HM Revenue and Customs has launched a new online tax calculator, which allows individuals with straightforward tax affairs (basically employees below state retirement age who have only employment income below £100,000) to work out how much tax they pay and how the Government spends it.

Given that a taxpayer whose affairs are straightforward enough to use the calculator would be highly unlikely to need the services of a tax adviser, I think I can comment on this dispassionately, and indeed I am in favour of the first aspect, as indeed I am in favour of anything that encourages people to take more interest in their tax affairs. However, I am much less enamoured of the second element of the calculator.

There is presumably a cost associated with assembling the relevant data, and I doubt that many taxpayers are actually greatly interested in the, no doubt extremely general. information provided. However, the cost will pale into insignificance compared to that of the government’s proposal to send out 20 million personal tax statements, giving similar data, from 2014-15 onwards.

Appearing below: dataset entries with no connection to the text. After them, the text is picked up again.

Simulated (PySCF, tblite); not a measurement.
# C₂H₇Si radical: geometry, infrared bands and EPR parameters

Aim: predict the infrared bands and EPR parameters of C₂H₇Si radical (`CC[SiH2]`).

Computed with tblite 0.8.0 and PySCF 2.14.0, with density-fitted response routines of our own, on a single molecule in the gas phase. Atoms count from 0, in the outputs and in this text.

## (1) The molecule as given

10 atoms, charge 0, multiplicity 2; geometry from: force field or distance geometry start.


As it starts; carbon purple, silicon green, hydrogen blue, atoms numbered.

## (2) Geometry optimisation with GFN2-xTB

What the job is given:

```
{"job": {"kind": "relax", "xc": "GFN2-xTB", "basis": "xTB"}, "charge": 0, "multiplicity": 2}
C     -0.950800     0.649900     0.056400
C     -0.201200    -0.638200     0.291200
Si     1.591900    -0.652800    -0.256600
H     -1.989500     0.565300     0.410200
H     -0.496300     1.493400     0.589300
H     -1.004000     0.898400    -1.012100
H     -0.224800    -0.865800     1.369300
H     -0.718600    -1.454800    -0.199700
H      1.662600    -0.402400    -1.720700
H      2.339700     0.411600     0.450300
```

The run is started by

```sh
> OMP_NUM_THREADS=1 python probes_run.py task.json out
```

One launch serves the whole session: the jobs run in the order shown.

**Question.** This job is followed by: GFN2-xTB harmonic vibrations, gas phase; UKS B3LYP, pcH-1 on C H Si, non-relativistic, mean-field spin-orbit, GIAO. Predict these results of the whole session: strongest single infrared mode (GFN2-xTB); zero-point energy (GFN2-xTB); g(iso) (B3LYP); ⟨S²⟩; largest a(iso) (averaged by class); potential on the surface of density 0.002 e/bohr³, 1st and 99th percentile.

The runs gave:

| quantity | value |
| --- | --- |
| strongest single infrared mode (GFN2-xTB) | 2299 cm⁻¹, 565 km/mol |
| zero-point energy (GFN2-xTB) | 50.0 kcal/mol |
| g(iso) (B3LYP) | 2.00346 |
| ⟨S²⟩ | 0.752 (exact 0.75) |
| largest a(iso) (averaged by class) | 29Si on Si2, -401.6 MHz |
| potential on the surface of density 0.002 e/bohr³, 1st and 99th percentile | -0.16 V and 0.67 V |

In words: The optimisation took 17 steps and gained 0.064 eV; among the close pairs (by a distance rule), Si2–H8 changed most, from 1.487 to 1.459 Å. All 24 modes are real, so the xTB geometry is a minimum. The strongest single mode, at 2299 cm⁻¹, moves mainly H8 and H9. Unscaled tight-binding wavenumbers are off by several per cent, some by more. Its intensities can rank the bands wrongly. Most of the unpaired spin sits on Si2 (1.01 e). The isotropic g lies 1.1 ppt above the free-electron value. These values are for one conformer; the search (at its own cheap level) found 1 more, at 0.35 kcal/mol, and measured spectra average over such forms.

At a time of significant financial hardship, I just do not see this as in any way a priority for government spending – I would much rather see HMRC being resourced more adequately to carry on its core tasks that wasting its time and money on gimmicks such as this. To my mind an effective and whole-hearted assault on the black economy would be the best use of HMRC’s limited resources, and would yield results significantly in excess of cost in my view.

I do not see what this calculator adds to the efficiency of the tax system, and its introduction makes me question the priorities of those responsible for our economic wellbeing at this time of financial crisis. The phrase ‘re-arranging the deckchairs on the Titanic’ springs irresistibly to mind.